Commercial Litigation and Arbitration

Judicial Notice of Internet Evidence — Inappropriate Ex Parte Factual Investigation by the Court vs. Sensible Recognition of Indisputable Facts

Jacko v. State, 2015 Alas. LEXIS 75 (Alaska Sup. Ct. July 17, 2015):

I. INTRODUCTION

Lake and Peninsula Borough voters passed an initiative prohibiting large-scale mining activities that have a "significant adverse impact" on anadromous waters within the Borough. Pebble Limited Partnership and [*2]  the State of Alaska pursued separate suits against the Borough, later consolidated, claiming that the initiative was preempted by state law. Two of the initiative sponsors intervened to support the initiative. The superior court granted summary judgment in favor of Pebble and the State and enjoined the Borough from enforcing the initiative. The initiative sponsors appeal, arguing that the dispute is unripe and that the superior court's preemption analysis was erroneous. But because at least the State has articulated a concrete harm stemming from the initiative's mere enactment, the case is ripe for adjudication. And because the initiative purports to give the Borough veto power over mining projects on state lands within its borders, it seriously impedes the implementation of the Alaska Land Act, which grants the Department of Natural Resources "charge of all matters affecting exploration, development, and mining" of state resources. We therefore affirm.

II. FACTS AND PROCEEDINGS

The Lake and Peninsula Borough (the Borough) is a home rule borough in southwest Alaska bordering the world's largest wild sockeye salmon fishery. Within the Borough, on state-owned land, lies what may be the [*3]  world's largest discovery of undeveloped copper ore. Pebble Limited Partnership (Pebble) holds the mineral rights to this copper and has spent over a decade exploring the feasibility of mining. However, because extracting the copper would likely generate significant amounts of waste, there is concern that the Pebble project may have detrimental environmental effects that could impair the long-term sustainability of the Borough's salmon industry.1

1   See, e.g., Nunamta Aulukestai v. State, Dep't of Natural Res.,     P.3d    , Op. No. 7011 at 2, 26-48, 2015 Alas. LEXIS 59, 2015 WL 3452438, at *1, *12-22 (Alaska May 29, 2015) (holding that certain mineral exploration permits for Pebble project were disposals of State land requiring prior public notice); Hughes v. Treadwell, 341 P.3d 1121, 1123, 1125 (Alaska 2015) (confirming previous order for election ballot placement of "Bristol Bay Forever" initiative requiring final legislative authorization for any new large-scale metallic sulfide mining operations in Bristol Bay Fisheries Reserve watershed); Pebble Ltd. P'ship ex rel. Pebble Mines Corp. v. Parnell, 215 P.3d 1064, 1078-81 (Alaska 2009) (rejecting Pebble's argument that proposed clean water initiative would be unlawful special legislation despite current application only to Pebble project and one other mine).

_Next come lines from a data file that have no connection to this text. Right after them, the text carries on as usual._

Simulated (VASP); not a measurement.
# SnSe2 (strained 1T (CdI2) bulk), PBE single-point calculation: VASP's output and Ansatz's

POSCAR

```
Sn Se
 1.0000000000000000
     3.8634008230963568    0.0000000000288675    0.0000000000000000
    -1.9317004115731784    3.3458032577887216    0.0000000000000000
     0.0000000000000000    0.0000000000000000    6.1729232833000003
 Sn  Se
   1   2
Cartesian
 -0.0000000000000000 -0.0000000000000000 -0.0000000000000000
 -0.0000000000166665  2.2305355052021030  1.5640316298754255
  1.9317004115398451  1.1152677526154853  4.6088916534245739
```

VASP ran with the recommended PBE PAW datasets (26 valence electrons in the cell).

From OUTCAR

In March 2011 George Jacko, Jackie Hobson, Sr., and other Borough residents proposed the "Save Our Salmon" Initiative #2 (the SOS Initiative), a borough initiative prohibiting [*4]  the Borough Planning Commission from issuing a permit whenever a proposed resource extraction activity (a) "could result in excavation, placement of fill, grading, removal and disturbance of the topsoil of more than 640 acres of land," and (b) "will have a Significant Adverse Impact on existing anadromous waters."

***

Finally, the sponsors accuse the superior court of "rest[ing] its ripeness determination entirely on . . . facts . . . obtained in an ex parte investigation."25 This allegation pertains to the court's observation that

   [i]n September of 2013 the British mining giant Anglo American withdrew from [Pebble], abandoning its $541 million investment and citing a need to focus on more promising prospects. Anglo American's departure left Northern Dynasty Minerals the sole stakeholder in the project. Northern Dynasty announced that [*15]  it would seek a replacement partner.

The sponsors point out that the news of Anglo American's withdrawal from the Pebble project became public "five days after oral argument" and was therefore "never made a part of the record." (Emphasis in original.) As a result, the sponsors argue, "[t]he parties . . . were precluded from any opportunity to present argument on these points." But though there is some validity to this criticism with regard to Pebble's claims of harm,26 it has no relevance to the State's claimed harm to its regulatory authority.

25   See Alaska Code Jud. Conduct 3(B)(12) ("Without prior notice to the parties and an opportunity to respond, a judge shall not engage in independent ex parte investigation of the facts of a case.").

26   See Alaska Comm'n on Judicial Conduct, Advisory Opinion 2014-01 (discussing whether independent Internet research "can be considered 'judicial notice' and when [such] research become[s] improper factual investigation").

For these reasons, we agree with the superior court's conclusion that this controversy was ripe for adjudication.